To help prepare people in the event of such a situation, a South Bay company, National Violent Intruder Preparedness Solutions, on Tuesday conducted an active shooter training session in San Jose for businesses and individuals.
“Trust your instincts,” said retired Los Gatos police Sgt. Kerry Harris, the company’s co-founder who led the training. “If your instincts tell you to get away, get away.”
Harris estimated it takes anywhere from nine to 15 minutes for police to respond to an active shooter situation, equip a response team and locate and stop the shooter.
“You are on your own for the first nine to 15 minutes,” he said. “The vast majority of killing happens in the first six to nine minutes.”
That underscores the need for people to be prepared, Harris said, just as they prepare for earthquakes and fires.
The FBI and the Department of Homeland Security agree that running away from a shooter is the first, best option.
He also pointed to a number of shooting incidents where he believes people may have lived if they’d simply run away.
“At Virginia Tech, kids dove under their desks and the shooter walked up and down the rows executing them,” Harris said. “On the second floor of one building, a professor told his students to jump out a window. There were 19 people in the room and everyone lived except the professor and a student who were holding back the door.”
Students in another room barricaded a door with desks and survived, Harris said.
There are many things that can be used to secure doors — belts, ties, computer cables and purse straps, for instance. That’s something office workers can practice on their own, along with setting up barricades.
“If all you can do is stack stuff in front of the door it buys you time,” Harris said.
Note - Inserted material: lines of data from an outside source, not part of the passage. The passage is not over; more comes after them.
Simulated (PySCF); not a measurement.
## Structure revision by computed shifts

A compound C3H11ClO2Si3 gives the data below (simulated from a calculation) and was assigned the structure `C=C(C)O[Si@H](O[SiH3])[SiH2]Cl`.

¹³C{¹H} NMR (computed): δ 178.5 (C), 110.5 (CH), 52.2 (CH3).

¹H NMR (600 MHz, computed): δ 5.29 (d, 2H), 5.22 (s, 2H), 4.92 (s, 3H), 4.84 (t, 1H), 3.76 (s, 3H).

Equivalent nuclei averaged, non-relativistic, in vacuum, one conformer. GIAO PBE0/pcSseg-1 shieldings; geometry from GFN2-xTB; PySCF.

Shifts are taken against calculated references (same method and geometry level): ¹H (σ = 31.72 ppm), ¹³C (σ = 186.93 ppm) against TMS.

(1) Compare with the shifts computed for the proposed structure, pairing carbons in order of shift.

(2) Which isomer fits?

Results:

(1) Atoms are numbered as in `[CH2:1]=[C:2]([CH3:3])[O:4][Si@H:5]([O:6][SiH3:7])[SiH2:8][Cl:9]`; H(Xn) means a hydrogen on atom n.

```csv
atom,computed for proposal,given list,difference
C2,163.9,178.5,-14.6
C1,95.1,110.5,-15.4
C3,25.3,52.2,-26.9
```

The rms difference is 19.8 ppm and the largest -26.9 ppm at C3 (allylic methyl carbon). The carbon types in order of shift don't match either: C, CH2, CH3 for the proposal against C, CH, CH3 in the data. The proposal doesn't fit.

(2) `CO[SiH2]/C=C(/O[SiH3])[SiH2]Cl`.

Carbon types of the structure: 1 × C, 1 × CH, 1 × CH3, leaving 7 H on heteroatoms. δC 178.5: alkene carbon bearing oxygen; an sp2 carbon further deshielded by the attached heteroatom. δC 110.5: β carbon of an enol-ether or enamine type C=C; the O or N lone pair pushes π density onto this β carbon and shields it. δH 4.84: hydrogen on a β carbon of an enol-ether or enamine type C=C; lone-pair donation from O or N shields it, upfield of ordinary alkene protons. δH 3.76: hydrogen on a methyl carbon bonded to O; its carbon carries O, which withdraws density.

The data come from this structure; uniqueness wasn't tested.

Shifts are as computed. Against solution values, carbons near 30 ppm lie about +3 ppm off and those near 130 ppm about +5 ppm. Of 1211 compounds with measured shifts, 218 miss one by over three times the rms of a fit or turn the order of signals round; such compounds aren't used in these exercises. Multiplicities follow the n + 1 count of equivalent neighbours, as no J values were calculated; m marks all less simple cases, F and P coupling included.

Shut off lights, draw blinds and be quiet so the shooter thinks no one is there.
He also wants people who are under attack to improvise weapons like fire extinguishers to first spray the shooter, then hit him with it.
“If he comes into the room we’re going to yell, run around and throw stuff at him,” Harris said. “It makes it harder for him to get to you and he won’t be able to shoot accurately.”
Once you’ve subdued a shooter, move his weapon away, look for other weapons and pile on top of him until help arrives, Harris said.
While Harris acknowledged “this is an ugly topic,” he also said his message was one of “hope and empowerment.”
Todd Trekell from Toeniskoetter Real Estate Investment and Management in San Jose said the training changed his thinking about how he’d respond to an active shooter.
“It makes you aware that you have to be mindful of your surroundings and how you’d defend yourself,” Trekell said. “Before, I think my initial reaction would have been to fight, but today I learned, ideally, to get the heck out of there. If you’re boxed in, then you fight.”
Los Gatos businessman Terry Martin said he feels he now has a choice.
“I’m in a lot of situations where this comes into play — big meetings with lots of people, so this is on my mind a lot,” Martin said. “What I learned here is to run away. Before, I would have run toward the shots.”
Morgan Hill resident Wayne Adair said it’s a “wake up call.”
“We get comfy at home and we don’t think about these things,” he said.
While the FBI does not endorse businesses that offer active shooter response training, a spokesman did say that training can be beneficial. The FBI web site has training videos on its web site at fbi.gov.
And apparently Cal Osha thinks it’s worthwhile — they’re in the process now of developing regulations that would require businesses to provide employees with active shooter training.